Driving Home Contrast, Perry Calls 2016 a "Show-Me-Don't-Tell-Me Election"

Former Gov. Rick Perry, drawing a sharp contrast between himself and his less experienced rivals for the White House, said Friday the 2016 presidential race will be a "show-me-don't-tell-me election" in which the candidate with the strongest resume will prevail.

Former Gov. Rick Perry addresses the National Rifle Association's annual meeting Friday in Nashville. He used the speech to say the 2016 presidential  election will not be about "lofty rhetoric."

*Editor's note: This story has been updated to reflect remarks from Jeb Bush.

Former Gov. Rick Perry, drawing a sharp contrast between himself and his less-experienced rivals for the White House, said Friday the 2016 presidential race will be a "show-me-don't-tell-me election" in which the candidate with the strongest resume will prevail.

"2016 will not be an election about lofty rhetoric, but it's going to be about a record of leadership," Perry said during a speech at the National Rifle Association's annual meeting in Nashville, Tenn. Voters, he added, are going to "look past what you say to what you've done. They want a leader with firm resolve, a leader who says what he means and means what he says." 

Perry's declaration amps up previous statements he has made casting doubt on the viability of White House hopefuls who have not been in the trenches of public service as long as he has. He has pointedly questioned whether the country is ready for "another young, untested United States senator" — a dig at freshman Sen. Ted Cruz, a fellow Texan and the first major 2016 presidential candidate to get into the race.

While Perry was most emphatic about 2016, he started his speech with some appeals to the gun-loving crowd, hitting on the "delusional thinking of the left" that assumes criminals obey laws restricting the use of firearms. Playing up his devotion to the Second Amendment, he said the Constitution is not a "cafeteria plan" in which Americans can pick and choose which amendments to obey. 

Perry also pointed to several measures he supported as governor that expanded gun rights, including the so-called castle doctrine law that gave Texans a stronger legal right to self-defense. And he said the business climate he created in the Lone Star State was especially welcoming to gunmakers. 

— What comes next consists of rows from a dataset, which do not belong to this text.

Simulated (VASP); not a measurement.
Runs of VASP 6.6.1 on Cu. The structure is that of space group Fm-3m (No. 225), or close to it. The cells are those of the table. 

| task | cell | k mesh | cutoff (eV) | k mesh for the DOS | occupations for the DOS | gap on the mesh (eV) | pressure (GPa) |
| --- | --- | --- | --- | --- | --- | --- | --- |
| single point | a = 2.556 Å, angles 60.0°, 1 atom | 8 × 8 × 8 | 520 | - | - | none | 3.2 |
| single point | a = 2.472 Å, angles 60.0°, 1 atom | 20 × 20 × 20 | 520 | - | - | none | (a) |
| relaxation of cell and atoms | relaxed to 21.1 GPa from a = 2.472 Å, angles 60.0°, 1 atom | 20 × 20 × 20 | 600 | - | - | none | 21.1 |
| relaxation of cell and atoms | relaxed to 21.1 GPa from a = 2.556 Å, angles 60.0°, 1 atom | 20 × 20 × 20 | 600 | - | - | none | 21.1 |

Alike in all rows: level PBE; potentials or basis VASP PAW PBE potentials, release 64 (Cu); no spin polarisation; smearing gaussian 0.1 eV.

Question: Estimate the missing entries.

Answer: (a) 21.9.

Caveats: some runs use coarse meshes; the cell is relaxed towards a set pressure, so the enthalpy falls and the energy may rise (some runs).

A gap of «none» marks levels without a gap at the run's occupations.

“I hung out the open-for-business sign for gun manufacturers, those that had been targeted by the liberal leaders in other states," Perry said, ticking off the names of three companies that had relocated to Texas. 

Perry spoke Friday before former Florida Gov. Jeb Bush, who boasted that the Sunshine State today has double the number of concealed weapons permits than Texas has.  

"Sorry, Governor Perry," Bush said. "Not that I'm competitive or anything."

Cruz was scheduled to speak later Friday at the NRA conference, which is being broadcast online.